Pictures taken from space by a NASA satellite reveal more than 260 mysterious forms, including a swastika and cross, scattered about the barren Kazakh Steppe.
It is believed that these mysterious signs are at least 8000 years old. Their size is impressive - the smallest are 295 ft (90 m) long, while the largest exceed 1312 ft (400 m).
The forms are known to science as geoglyphs, with the most well-known such earth signs located in the Nazca Plateau in Peru.
Scientists believe that the new find might be able to reveal new details about the ancient rituals in the area but so far their efforts in deciphering the glyphs have been agonizingly slow. The pictures were taken at an altitude of 430 mi (692 km) and provide the best impression of the true outlines of the mysterious symbols on the Kazakh Steppe.
The forms in the region of Turgai were first spotted in 2007 by a Kazakh economist, who was looking at satellite images from Google Earth. Seen from ground level, the forms look like uneven bumps on the steppe, 3 ft (0.9 m) high and 29.5 ft (9 m) wide.
Immediately, seemingly absurd theories emerged. Were the figures made by extraterrestrials or Nazis?
Archaeological excavations that begun at the beginning of summer revealed that the forms were made by an ancient people inhabiting the Eurasian Steppe, with scientists theorizing that they were the ancestors of the Scythians, who later conquered a large part of Eastern Europe.
The team leading the excavations at the Kazakh Steppe announced that they've also found the ruins of ancient structures and stones, leading them to believe that the area containing the geoglyphs was used for rituals.

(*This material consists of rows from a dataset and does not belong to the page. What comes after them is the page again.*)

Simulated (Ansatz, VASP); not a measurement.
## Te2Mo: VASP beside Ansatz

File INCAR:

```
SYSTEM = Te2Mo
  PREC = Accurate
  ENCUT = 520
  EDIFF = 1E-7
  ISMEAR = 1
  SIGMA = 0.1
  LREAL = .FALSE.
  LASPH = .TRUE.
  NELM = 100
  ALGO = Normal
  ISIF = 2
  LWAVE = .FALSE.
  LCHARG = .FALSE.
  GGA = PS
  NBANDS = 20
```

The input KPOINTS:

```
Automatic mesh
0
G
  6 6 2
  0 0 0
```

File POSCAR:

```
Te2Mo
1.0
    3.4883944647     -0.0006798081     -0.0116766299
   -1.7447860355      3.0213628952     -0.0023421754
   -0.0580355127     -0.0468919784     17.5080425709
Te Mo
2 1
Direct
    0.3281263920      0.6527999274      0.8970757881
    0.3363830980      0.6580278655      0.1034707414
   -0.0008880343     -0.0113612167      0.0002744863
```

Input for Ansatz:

The swastika, which stirred the most controversy among the discovered forms, was a symbol typical of all Indo-European cultures that brought luck. But the gigantic swastika is not the oldest found so far.
The earliest known object with motifs of a broken cross was a bird crafted from mammoth tusks, dating back to the Paleolithic - more than 10 000 years old, found near the village of Mezine in the Ukraine.